Working in the optoelectronics industry, I often get press releases from companies working on better LCD and Plasma displays on their latest advances. This is all well and good, but the display industry suffers from rampant "specmanship" that only performs a disservice to the industry and misleads the user.

A recent press release from Sharp (Tokyo, Japan) touts the creation of the ASV Premium LCD display panel, with a size of 37 inches (diagonal), a resolution of 1920 x 1080 pixels, and a brightness of 500 candelas per square meter (a figure also known as nits). They also tout a display contrast ratio of one million to one.

This is a bullshit spec, as are 90% of all specifications given with LCD, Plasma, and any other non-CRT display technology in existence. (The CRT guys woulds lie too if their tech weren't so mature.)

Contrast ratio, brightness, and screen-performance information are generated by using highly-tailored test patterns and performance benchmarks that have little to do with the real image delivered, but a lot to do with published specs.

For example, depending on how the core technology of the display responds, the contrast ratio test may consist of a white square, box, or dot on a black field, or a measured sequence of black-to-white screens, with the measured difference in brightness given as the contrast ratio.

The best analogy is loudspeaker specs, which unless they are linked to recognized performance specifications (like frequency response given as plus/minus decibel variance from 20 to 20,000 Hz), are completely misleading. A speaker advertised as delivering 500 Watts may only be able to handle that much power as a transient, and even then a speaker can only "deliver" the power fed into it, which means you also need a 500-W amplifier.

A very good example was at the latest Society for Information Display (www.sid.org) show. Samsung (Seoul, Korea) had both the largest LCD and the largest Plasma in existence at the show, and although the listed brightness and contrast "specs" for the Plasma was greater (they were on cards attached to the respective device), the LCD obviously had a brighter and sharper image in operation. True, the blacks were better in the Plasma, but that was the only visible distinction to the discerning viewer and only shows how little a guarantor of performance a high contrast rating is.
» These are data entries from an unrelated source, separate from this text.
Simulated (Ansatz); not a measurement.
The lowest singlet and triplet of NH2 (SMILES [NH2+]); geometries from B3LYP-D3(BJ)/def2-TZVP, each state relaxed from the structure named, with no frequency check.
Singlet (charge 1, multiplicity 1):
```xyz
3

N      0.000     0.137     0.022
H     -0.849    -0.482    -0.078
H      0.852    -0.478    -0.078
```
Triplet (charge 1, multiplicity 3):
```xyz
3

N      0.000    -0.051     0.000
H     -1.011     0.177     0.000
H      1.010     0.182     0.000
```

News of better and better displays is certainly encouraging information, and will certainly result in better-performing displays appearing on our shelves soon. But to look at any given display specification (or any other consumer electronic device's performance specs) and shout "halleluia!" is being overly generous.

The sad part is if companies started to use real video performance to generate the data, the numbers would fall so low that they would suffer against the companies that lie. Which is why everyone lies.